7.9.25
The funny thing about living nowadays is that the time has a way of slipping away. No matter how “free” you are, the digital landscape has a way of stealing your attention for half hour chunks at a time. I’m not sure where my time has been going this past week, it’s been falling into liked videos on Tik Tok and various streaming services. I’ve been working for 5 hour days, doing chores, and then wasting my time doing online nonsense.
I like to see myself as a creative, but I didn’t spend much time making any of my own art this past week. I can’t blame myself, because life is hard and sometimes we need a silly little video as a way to swallow a bitter pill. But a zine fest is coming up and I don’t think I’ll be able to finish my new zine on time, unfortunately.
I refuse to feel bad about how I spend my weekends however. I am blessed with amazing friends, busy schedules, and plenty of alcohol. Last weekend, I spent my time dancing, laughing, and screaming out my troubles. Sometimes I was drunk, but more often I was simply living off of adrenaline. I don’t have much in the way of pictures, but I have memories of fireworks lighting up the night sky like glitter, lasers filling the Kia Forum with color and energy, and eating a corndog at 1am while falling over myself with laughter.

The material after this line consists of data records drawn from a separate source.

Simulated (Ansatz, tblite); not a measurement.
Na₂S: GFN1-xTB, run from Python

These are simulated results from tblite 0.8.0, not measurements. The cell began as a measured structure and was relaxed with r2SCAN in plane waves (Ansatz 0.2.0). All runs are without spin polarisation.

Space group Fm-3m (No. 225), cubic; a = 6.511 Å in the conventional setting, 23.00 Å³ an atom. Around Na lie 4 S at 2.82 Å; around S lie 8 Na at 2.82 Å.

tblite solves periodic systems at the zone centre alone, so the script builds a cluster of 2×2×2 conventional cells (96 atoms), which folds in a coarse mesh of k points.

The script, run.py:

When I was a teenager at a Christian summer camp, I remember dancing and singing to contemporary religious music and thinking I would never feel happier and more alive. If only I could tell my young self that there were so many more wonderful, celebratory experiences to live through. Experiences that were not fueled by God, as much as a love for myself and the people in my life.
One way I spent last week is that I finally finished the book Pleasure Activism by the beautiful Adrienne Maree Brown, a compendium on bringing joy to activism and vice versa. I had a bunch of takeaways from the book–lessons on sexual agency, gender euphoria, and redefining familial and friendly love. But what stood out to me the most was Brown’s insistence on finding joy and beauty in one’s community. A capitalistic system filled with -isms often attempts to destroy the joy we take in the moment, the joy we feel for loving our community unconditionally. It’s not a revolutionary idea for me; I’m quite used to jealously guarding the love I have for my friends and family and living in the moment. But it was an affirmation that I was doing the right thing by not forcing myself into an isolated corner, forcing myself to do nothing but emotional labor.
I feel like Pleasure Activism is a good jumping off point for exploring alternative ways of defining love and community. The book often touches on things like communal living, community organizing, and whatnot, but it is up to me to do more of a deep dive on how such structures are actually realized.
After reading the whole book, I think Adrienne Maree Brown would be proud of me for going to a Kesha concert and spending $20 on drinks at a lesbian bar for the 4th of July. Also my insistence on talking to people at said bar and adding them on Instagram in a drunken stupor.
I won’t try to spin this as “building community” but it is living in my truth as a queer person who wants to connect with other queer people. Spending time with my queer friends who encourage me to be myself and bleach my hair and get eyebrow piercings. Also, I got to see the Scissor Sisters as Kesha’s opener. An elderly lady on stage (at least in her late 50’s) pulled up her glittery mumu and revealed a black g-string and garter belt, to everyone’s delight and shock. So there was that. I hope to be that spry when I’m 60-something.